Gilbert v. Ashby

133 Tenn. 370 | Tenn. | 1915

Mr. Chief Justice Neil

delivered the opinion of the Court.

The hill in the present case was filed by the trustee in bankruptcy of J. H. Hope to set aside as fraudulent certain sales and conveyances made by him. We deem it necessary in this opinion to consider only two of the transactions.

1. J. H. Hope and his daughter, Amanda T. Hope, were partners in a small grocery store, carrying a stock of goods worth between $900' and $1,000. On June 1,1913, they dissolved partnership, the daughter taking the stock and agreeing to pay the partnership debts, except that she permitted her father to take out of the stock $10 or $15 worth of goods as the part that would belong to him after the settlement of the debts. The partnership debts amounted to between $900 and $1,000, or about the value of the stock. These debts were paid by the purchasing partner, Amanda T. Hope. The complainant represents individual creditors of J. H. Hope. The contention is that Amanda T. Hope is liable for the value of the stock of goods because she did not give notice to all the creditors of her father, as required by the bulk sales law of this State. Daly v. Drug Co., 127 Tenn. (19 Cates), 412, 155 S. W., 167, Ann. Cas., 1914B, 1101; Mahoney-Jones Co. v. Sams Bros, 128 Tenn. (1 Thomp.), 207, 159 S. W., 1094; Fecheimer-Keifer Co. v. Burton, 128 Tenn., 682, 164 S. W., 1179.

While it is true, as held in Daly v. Drug Co., that the bulk sales law applies to the sale and purchase of an interest in a stock of goods by one partner from another, *372yet this principle can be of no service to the complainant, because the partnership creditors were first entitled to payment over the individual creditors of either member of the firm (Buck Stove Co. v. Johnson, 75 Tenn. [7 Lea], 282; Fowlkes v. Heirs & Creditors of Bowers, 79 Tenn. [11 Lea], 144, 146; Jackson Insurance Co. v. Partee, 56 Tenn. [9 Heisk.], 296; Carver Gin & Machine C. v. Bannon & Co., 85 Tenn. [1 Pick.], 712, 4 S. W., 831, 4 Am. St. Rep., 803, and cases cited), and, as the payment of this class of creditors by the purchasing partner consumed the whole, or practically the whole, of the stock, there was nothing left for the several creditors of J. H. Hope, the selling partner, and no injury was inflicted upon the complainant representing creditors of the latter class. This point was referred to and reserved in Mahoney-Jones Co. v. Sams Bros., supra, 128 Tenn., 210, 159 S. W., 1094, and in the last of our published cases upon the subject, Fecheimer-Keifer Co. v. Burton, supra, it was held that a creditor who was not satisfied could recover from the purchaser only his pro rata. Where the whole fund is consumed by creditors having priorities, there can be no pro rata left for inferior creditors.

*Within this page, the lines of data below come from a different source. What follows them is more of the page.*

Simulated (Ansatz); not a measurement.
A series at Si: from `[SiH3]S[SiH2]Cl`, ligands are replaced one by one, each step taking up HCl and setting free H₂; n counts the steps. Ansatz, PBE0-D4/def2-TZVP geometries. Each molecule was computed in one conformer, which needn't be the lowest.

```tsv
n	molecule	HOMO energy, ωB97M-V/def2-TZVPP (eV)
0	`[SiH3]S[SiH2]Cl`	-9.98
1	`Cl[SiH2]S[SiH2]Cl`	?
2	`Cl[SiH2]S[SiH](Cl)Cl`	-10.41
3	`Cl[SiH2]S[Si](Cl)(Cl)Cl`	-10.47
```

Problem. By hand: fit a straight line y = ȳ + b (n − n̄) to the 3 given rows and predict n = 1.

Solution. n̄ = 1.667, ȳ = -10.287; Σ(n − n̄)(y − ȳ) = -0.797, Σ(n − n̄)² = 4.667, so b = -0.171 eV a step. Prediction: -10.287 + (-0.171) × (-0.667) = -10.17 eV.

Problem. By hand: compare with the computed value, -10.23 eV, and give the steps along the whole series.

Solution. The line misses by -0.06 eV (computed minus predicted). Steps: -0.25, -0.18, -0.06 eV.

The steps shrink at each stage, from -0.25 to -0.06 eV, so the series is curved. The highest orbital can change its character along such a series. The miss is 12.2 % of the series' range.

2. The mother of J. H. Hope conveyed to him two lots in Chattanooga, under the consideration that he would support her the rest of her life, would bury her, would place a monument at her grave and at the grave of her deceased husband. Hope received his mother in his home, but was away most of the time, and thus left the care of the mother wholly to his wife. His wife ob*373jected, and refused to further give attention to the mother unless the lots should be conveyed to her. The mother was old and blind and helpless. Hope had no other means of having his mother taken care of. Under these circumstances he conveyed the property to his wife to secure the performance of the services which he had agreed to perform for his mother. It is insisted that this was but a voluntary gift, inasmuch as the husband had the right to command his wife’s services. This right is no better than a fiction as against an unwilling wife, since the law gives no means of compulsion; and if such means were given, few husbands would be found willing to use them.

Under the facts stated, we think the services which the wife undertook to perform furnished a valuable consideration for the deed, and that it could not be considered voluntary. Taking a more technical view of the matter, it may be said that the husband had the right in good faith to bestow upon his wife his right to her own services as separate estate, and. then to contract with her for the performance to him of those services as a consideration for property conveyed to her. No creditor could object to such an arrangement made in good faith because he could not be harmed, since in no event could he command the services of the wife, through the husband or in any other way. This is within the principle of Carpenter v. Franklin, 89 Tenn. (5 Pick.), 142, 14 S. W., 484.

Beyond question it would not be in accord with settled law, or with sound policy, to concede, or leave *374grounds for inference, that a wife by failure to discharge her marital duties can extort a conveyance of her husband’s property, and lawfully claim it as against her husband’s creditors. However, under the special facts of the present case, we believe the wife’s demand was made in good faith, and was reasonable. In addition to what has already been said on this subject, it must be noted that the husband’s mother was, so to speak, a stranger in the family, one to whom the wife owed no duty in her capacity as such, and one whose presence added new and onerous duties to those incumbent on her as a wife. And, while it is true that many women perform without compensation, and without complaint, and with a compassion worthy of reverence, the duty thus imposed by their husbands, it is no more than right that, where the husband is himself receiving special compensation from his relative, and he devolves the whole care of her upon his wife, the latter should be permitted to enjoy such special compensation as her separate estate.

There were other points made in the briefs, all of which have been considered, but we think those which we have stated are sufficient to support the conclusions we have reached.

The result is that the decree of the'court of civil appeals is affirmed.